Paul Meyer is an adjunct professor of international studies at Simon Fraser University and a fellow of the Outer Space Institute.
Russia launched a Nudol missile this past week carrying an anti-satellite weapon, or ASAT, that intercepted Cosmos 1408, a defunct Soviet Union-era intelligence satellite.
This targeted collision of the 2,200-kilogram satellite immediately produced some 1,500 pieces of trackable space debris (fragments greater than 10 centimetres) and hundreds of thousands of smaller pieces. Given orbiting speeds of seven kilometres a second, these pieces can cause damage to any space object hit by them. As the intercept occurred at an altitude of 480 kilometres, much of this debris will remain in space for years to come.
As a result of Russia’s ASAT test, the crew of the International Space Station (including two Russian cosmonauts) had to retreat into the station’s escape capsules as a precaution. As this cloud of debris disperses, it will pose a further risk to the safety of space operations in low Earth orbit, exacerbating the existing problem of accumulated space debris amounting to some 25,000 pieces of trackable size.
Russia made its launch in the wake of similar tests undertaken by China in 2007, the United States in 2008 and India in 2019 – with the Chinese test being similarly egregious for the high altitude at which the intercept occurred, thus ensuring enduring debris. Given that such deliberately created debris threatens everyone’s peaceful use of outer space as enshrined in the 1967 Outer Space Treaty, destructive ASAT tests represent the apogee of irresponsible state behaviour.
The Outer Space Treaty’s Article IX stipulates that any state party to the treaty – there are currently 110 states, including the four mentioned above – has an obligation to initiate international consultations if a planned activity has the potential to cause “harmful interference” to the space activity of other parties. Russia did not undertake such consultations and has disingenuously claimed that its test did not represent a danger to any space object.
Although several states have issued criticisms of the Russian action, they have not cited the Article IX responsibility, which can have the detrimental effect of undermining the authority of the treaty. If states want to uphold international law, they have to be prepared to call out actions that violate treaty commitments and cite chapter and verse. There has been a troubling tendency of late for states to ignore or play down the Outer Space Treaty, as if to evade the constraints it represents for their own actions in space.
Indeed, the Russian test also points to a larger problem of an accelerating space arms race in which leading space powers accuse one another of “weaponizing” space – while rapidly developing “counterspace” capabilities that hold at risk the space objects of their adversaries.

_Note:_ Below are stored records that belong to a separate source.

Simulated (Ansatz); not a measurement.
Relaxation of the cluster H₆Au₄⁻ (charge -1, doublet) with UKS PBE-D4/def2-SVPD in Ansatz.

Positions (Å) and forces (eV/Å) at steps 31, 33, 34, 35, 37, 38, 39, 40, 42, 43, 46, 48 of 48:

Diplomacy has struggled to keep up with the threat of this space arms race, but the United Nations General Assembly recently adopted a resolution that will create a new diplomatic process to consider “reducing space threats through norms, rules and principles of responsible behaviours.” An open-ended working group is slated to get under way in Geneva, Switzerland, next year. A key aim of the group is to “consider current and future threats by states to space systems, and actions, activities and omissions that could be considered irresponsible.”
For many users of space, the destructive ASAT test conducted by Russia is a prime example of “irresponsible” state action.
Although Russia and China voted against the resolution creating the group (while India abstained), all states are free to participate in the group’s work and even the opponents are expected to do so. In a perverse but plausible explanation, it has been suggested by some experts that Russia carried out its test now to confirm the efficacy of its ASAT before any move to ban such destructive tests could emerge from the new diplomatic process.
Since a curb on debris-causing ASAT tests would benefit all space actors, a ban could represent an easy win for the new group.
An open letter to the UN General Assembly calling for such a ban was initiated by the Vancouver-based Outer Space Institute and has attracted the support of many international space experts. Given the rivalry among the leading space powers, it will be important for other stakeholders including “middle powers” – like Canada, which has been an early proponent of a ban – and the private sector to advocate for early action on an ASAT test ban if the international community wants to preserve outer space for peaceful purposes.